Notably, the Duke researchers didn’t say how long it might have taken for the saline to move more than a mile upwards through the rock. That omission drew heavy criticism from a Penn State geologist during the peer review process, because it would take thousands to millions of years, yet the Duke paper implies without evidence that it could have happened more quickly. This criticism, and others, were made widely available to reporters covering the Duke paper, because time is an important “news value.” In other words, something that may possibly happen thousands or millions of years from now just isn’t that newsworthy compared to what’s going on today.

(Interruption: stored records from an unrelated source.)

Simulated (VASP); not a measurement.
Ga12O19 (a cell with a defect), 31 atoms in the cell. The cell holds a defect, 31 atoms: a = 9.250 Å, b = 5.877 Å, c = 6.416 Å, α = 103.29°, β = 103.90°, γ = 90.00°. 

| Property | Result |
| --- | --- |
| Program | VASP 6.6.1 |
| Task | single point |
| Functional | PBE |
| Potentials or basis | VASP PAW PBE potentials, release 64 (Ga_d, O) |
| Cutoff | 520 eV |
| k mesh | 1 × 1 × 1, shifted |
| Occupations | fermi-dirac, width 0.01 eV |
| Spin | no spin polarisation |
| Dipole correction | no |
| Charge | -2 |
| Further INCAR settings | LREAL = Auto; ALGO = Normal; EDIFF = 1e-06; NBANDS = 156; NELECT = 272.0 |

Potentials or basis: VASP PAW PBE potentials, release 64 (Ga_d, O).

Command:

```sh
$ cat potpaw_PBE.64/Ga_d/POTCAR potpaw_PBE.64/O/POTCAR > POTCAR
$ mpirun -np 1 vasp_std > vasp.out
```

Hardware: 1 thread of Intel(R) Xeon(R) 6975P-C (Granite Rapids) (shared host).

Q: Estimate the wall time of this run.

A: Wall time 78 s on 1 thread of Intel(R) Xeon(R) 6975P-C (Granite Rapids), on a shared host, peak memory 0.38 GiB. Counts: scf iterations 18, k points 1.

For example, the Associated Press was quick on the draw and took the right approach from the start – what’s happening now is the most newsworthy part of the Duke study:
PITTSBURGH — New research on Marcellus Shale gas drilling in Pennsylvania may only add fuel to the debate over whether the industry poses long-term threats to drinking water.
A paper published on Monday by Duke University researchers found that gas drilling in northeastern Pennsylvania did not contaminate nearby drinking water wells with salty water, which is a byproduct of the drilling.
“These results reinforce our earlier work showing no evidence of brine contamination from shale gas exploration,” said Robert Jackson, director of Duke’s Center on Global Change and a co-author of the paper, which appeared online in the Proceedings of the National Academy of Sciences. The team evaluated 426 samples from groundwater aquifers in six counties.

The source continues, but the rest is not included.